We recently launched a Challenge hosted by the U.S. Department of State, Innovation in Arms Control Challenge: How Can the Crowd Support Arms Control Transparency Efforts? This $10,000 Ideation Challenge seeks creative ideas from the U.S. general public to use commonly available devices to help confirm whether states are complying with treaties or international arrangements addressing weapons and nonproliferation. We recently spoke with Jamie Mannina, Special Assistant for Public Affairs and Public Diplomacy at the State Department, about the Challenge.
Hello Mr. Mannina – thank you for joining us today. Could you tell us about the Challenge and how you believe that it can help you innovate arms control?

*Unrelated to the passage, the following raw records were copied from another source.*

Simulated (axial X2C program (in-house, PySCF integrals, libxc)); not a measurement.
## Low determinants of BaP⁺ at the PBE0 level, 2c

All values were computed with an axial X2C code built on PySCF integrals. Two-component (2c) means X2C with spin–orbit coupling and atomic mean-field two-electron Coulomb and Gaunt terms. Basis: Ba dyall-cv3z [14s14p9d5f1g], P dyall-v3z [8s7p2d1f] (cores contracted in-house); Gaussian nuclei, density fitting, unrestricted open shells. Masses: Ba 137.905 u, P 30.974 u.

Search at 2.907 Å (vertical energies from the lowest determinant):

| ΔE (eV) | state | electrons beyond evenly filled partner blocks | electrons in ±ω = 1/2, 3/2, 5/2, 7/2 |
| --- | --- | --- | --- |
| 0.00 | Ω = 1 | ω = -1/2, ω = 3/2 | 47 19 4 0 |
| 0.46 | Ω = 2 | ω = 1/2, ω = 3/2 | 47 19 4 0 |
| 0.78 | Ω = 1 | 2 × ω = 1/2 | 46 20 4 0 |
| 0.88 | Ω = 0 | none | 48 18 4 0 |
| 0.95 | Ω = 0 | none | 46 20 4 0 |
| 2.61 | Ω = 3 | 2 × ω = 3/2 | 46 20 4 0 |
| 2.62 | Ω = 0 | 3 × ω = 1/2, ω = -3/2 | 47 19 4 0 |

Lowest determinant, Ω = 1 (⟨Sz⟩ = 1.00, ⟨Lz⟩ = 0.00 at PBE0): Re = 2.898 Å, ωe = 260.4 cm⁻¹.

We launched the “Innovation in Arms Control Challenge” asking people, “How Can the Crowd Support Arms Control Transparency Efforts?” in the spirit of harnessing ingenuity and innovation. Through this Challenge, we will collect new ideas about how innovation and technological advancements can affect the implementation of arms control, verification, and nonproliferation treaties and agreements. It seeks creative ideas from across the general public – from garage tinkerers and technologists to gadget entrepreneurs and students – to support the U.S. arms control and nonproliferation agenda.
This is the State Department’s first Challenge with InnoCentive. Having run many Challenges in the public sector over the years (e.g., for Air Force Research Labs, the EPA, and NASA), we’re always intrigued by what motivated you to try your hand at crowdsourcing Challenges.
We recognize that our smaller, faster-paced world is changing the security landscape, and that these changes will bring with them new challenges and evolutions to current threats. To respond to these changes, we must adapt instruments of statecraft to bring to bear the networks, technologies, and human potential of our increasingly inter-dependent and interconnected world.
Over the past three years, the State Department has been reshaping our diplomatic agenda to meet old and new challenges by deploying one of America’s great assets – innovation. Inspired by Secretary of State Hillary Clinton’s emphasis on harnessing new technologies and 21st century statecraft, we have been working to elevate American "civilian power" to advance our national security interests, making partners of the United States government and its citizens.
The Challenge statement articulates that in some situations, one or more parties may be motivated to violate nonproliferation or arms control provisions, commonly understood as “cheating.” Could you elaborate on this?
Arms control treaties or international arrangements support mutual security and stability in general, however, in some situations one or more parties may be motivated to violate these arms control provisions, or attempt to circumvent provisions surreptitiously, commonly understood as “cheating.” Most treaties rely on the partners’ continued desire to abide by the terms, and transparency and verification measures are used to assist government experts in monitoring compliance with treaty obligations. Monitoring the terms of a treaty and drawing conclusions about compliance with treaty provisions, however, can be difficult in practice. To deal with the difficulties, we may include explicit terms to define the scope and implementation of verification and transparency activities that help support and demonstrate compliance.
After only a couple of weeks, the Challenge has attracted nearly 350 Solvers, a great start! In your mind, what are some of the key attributes that you’ll be looking for in a winning solution?
In general, we are looking for creative ways to tackle the long-standing problems of arms control and nonproliferation transparency and monitoring. We have to keep in mind the major obstacles that come about as we move to reduce nuclear weapons to lower numbers, while meeting the security challenges of the 21st century, and exploring new ways at strengthening modern confidence building through technical and innovative means. So that has set us down the path of asking if there are some great ideas out there to use commonly available technologies in new and creative ways to support our arms control policy efforts. We have used the example of smartphone and tablet apps to help on-site inspectors verify and monitor treaty commitments as one possible solution, but we want to stress that the point of this Challenge is to seek additional innovative ideas – ideas that we may not have thought of – to help support arms control transparency efforts.
Looking ahead, what future Challenges does the State Department anticipate running?
We are looking into partnering with other U.S. government departments, as well as outside organizations from the private sector, where we can complement our collective efforts and fully leverage all of our available networks to move forward on common national security interests. We hope to have something to announce in the beginning of next year.
Thank you for speaking with us Mr. Mannina. We look forward to all of the innovative ideas that result from the Challenge. Any final words of wisdom to our Solvers?
We hope to continue initiatives like this Challenge that engage the public on arms control issues. We want the public to know more about arms control and how it affects our lives. However, these types of activities are only successful when we have public participation and enthusiasm. So, if everyone liked this Challenge and our outreach, please show us by thinking about how you can contribute to arms controls transparency efforts and submit a solution to the Challenge.